If we love to take kids — ours and other people's — to Childsplay, it's not just because we know that Little Johnny and Little Janey will leave with a nice, tidy morals lesson, but because we'll have a good time there, as well. This 36-year-old professional theater company has long offered history and even math and grammar lessons (Schoolhouse Rock, anyone?), always folded into shows professionally presented by an amazing troupe that includes actors Jon Gentry, Debra K. Stevens, and the marvelous Katie McFadzen, and playwrights like Dwayne Hartford (author of The Imaginators and Rock the Presidents).

So, you're looking for a place to hold your kid's birthday party that won't also make you want to slit your own wrists before you get to the cake-cutting part. Ta-da! Time to consider Great Arizona Puppet Theater. Once you do, you'll discover why the word "great" appears in their title, because this neat nonprofit (in business since 1983!) thrills young audiences with old-timey entertainment that still delights. Ancient fairy tales get a once-over, as do twice-told Native American stories with morals about why it's great to live in the desert. The theater offers summer puppet classes for kids — one more reason to add them to your child's "to do" list!

In the chilly, dark room at the back of this wonderful downtown building, in a space normally reserved for play rehearsals for Herberger residents Arizona Theater Company and Actors Theater, daytime magic sometimes happens. Lunch Time Theater is a going thing at 12:10 p.m. on Tuesdays, Wednesdays, and Thursdays in the recently renamed Kax Stage. Showcasing the work of young, emerging theater companies, Lunch Time Theater offers up one-act plays lasting 30 to 45 minutes, to which daytime playgoers can bring a lunch or pre-order one from Lunch Time's own caterer. Tickets are a measly $6 apiece, not including lunch, and the short plays and musicals are top-notch stuff from seldom-seen, smaller local troupes. (Last season's schedule included work from the Improbable Theatre Company and popular Theatre Artists Studio.) Most shows offer an evening preview performance of each show on the Monday night of opening week, too.

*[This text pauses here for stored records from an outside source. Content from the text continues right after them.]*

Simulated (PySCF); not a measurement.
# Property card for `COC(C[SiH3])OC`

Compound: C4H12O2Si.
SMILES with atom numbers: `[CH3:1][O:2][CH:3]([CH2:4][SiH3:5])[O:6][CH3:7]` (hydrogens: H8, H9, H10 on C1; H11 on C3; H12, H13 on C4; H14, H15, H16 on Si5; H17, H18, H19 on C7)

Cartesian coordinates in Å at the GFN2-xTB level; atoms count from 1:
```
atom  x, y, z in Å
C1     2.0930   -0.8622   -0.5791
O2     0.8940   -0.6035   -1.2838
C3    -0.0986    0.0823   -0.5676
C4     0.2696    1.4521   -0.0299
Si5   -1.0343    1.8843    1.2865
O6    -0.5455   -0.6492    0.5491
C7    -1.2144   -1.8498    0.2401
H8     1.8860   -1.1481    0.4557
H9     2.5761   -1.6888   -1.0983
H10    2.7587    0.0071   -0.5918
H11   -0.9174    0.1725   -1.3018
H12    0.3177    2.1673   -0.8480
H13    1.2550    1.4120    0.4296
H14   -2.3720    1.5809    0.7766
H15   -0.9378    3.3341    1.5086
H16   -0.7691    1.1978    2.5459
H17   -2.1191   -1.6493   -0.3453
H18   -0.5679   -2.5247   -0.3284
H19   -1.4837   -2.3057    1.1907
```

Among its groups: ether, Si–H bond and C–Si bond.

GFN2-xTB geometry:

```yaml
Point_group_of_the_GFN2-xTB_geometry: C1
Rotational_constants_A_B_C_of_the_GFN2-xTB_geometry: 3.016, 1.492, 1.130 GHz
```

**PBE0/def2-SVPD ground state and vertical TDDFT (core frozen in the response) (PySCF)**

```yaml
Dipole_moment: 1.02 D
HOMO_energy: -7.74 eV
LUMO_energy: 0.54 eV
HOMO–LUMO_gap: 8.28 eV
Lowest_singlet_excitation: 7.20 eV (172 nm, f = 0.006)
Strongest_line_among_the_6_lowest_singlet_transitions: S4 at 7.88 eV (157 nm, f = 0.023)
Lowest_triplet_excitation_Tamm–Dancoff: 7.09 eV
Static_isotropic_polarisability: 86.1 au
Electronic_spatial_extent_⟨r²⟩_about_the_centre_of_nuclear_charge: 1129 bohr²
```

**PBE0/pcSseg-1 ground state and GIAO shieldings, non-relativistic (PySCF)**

With his new play, The Color of Stars, Dwayne Hartford gave kids and grownups alike some fulfilling, provocative entertainment. With this emotional and vibrant drama, set in rural America during World War II, Hartford, the playwright in residence for Tempe's Childsplay theater, commented on our contemporary attitudes about wartime America with literate dialogue and sad, sometimes confused characters. Characters spoke of "Krauts" and "Japs" without tidy apologies tacked on by the playwright, who trusted that his audience, no matter its age, would find the morals lesson in an engaging story about loyalty and war and the love of a good family.

She used to be "ours," but then actress Kathy Fitzgerald left the Valley for New York and the Great White Way, and became — thanks to a long string of major successes including Wicked, 9 to 5, and the original company of a little thing called The Producers — "Broadway's Kathy Fitzgerald." Still, we were briefly able, earlier this year, to reclaim her when she came home to star in Phoenix Theatre's production of Gypsy. She played Mama Rose and, from the moment she made her entrance from the back of the house, carrying a Chihuahua and rasping a holler at her kids, took that old theater archetype — a woman whose made-up life was further rewritten in stories told by her daughter, Gypsy Rose Lee — and made her entirely real. Even if she weren't our hometown gal made good and a real-life Broadway star, it would have been impossible not to be knocked over by Kathy Fitzgerald's magnificent Mama Rose.

This year, D. Scott Withers did the near-impossible: He gave some real depth to one of musical theater's most famously underwritten roles. Herbie, the love interest of Mama Rose in Arthur Laurents' Gypsy, is as one-dimensional as supporting roles get — perhaps because he's an apocryphal character who replaces the real-life Rose's many lesbian lovers. Whatever the reason, Herbie is a snooze — so long as he's not being played by Withers, who truly brought the guy to life in Phoenix Theatre's production of the famous tuner in March. Withers' big exit scene packed a wallop each night, and it may have been the only time that all eyes weren't on the marvelous Kathy Fitzgerald as his gal pal, Mama Rose.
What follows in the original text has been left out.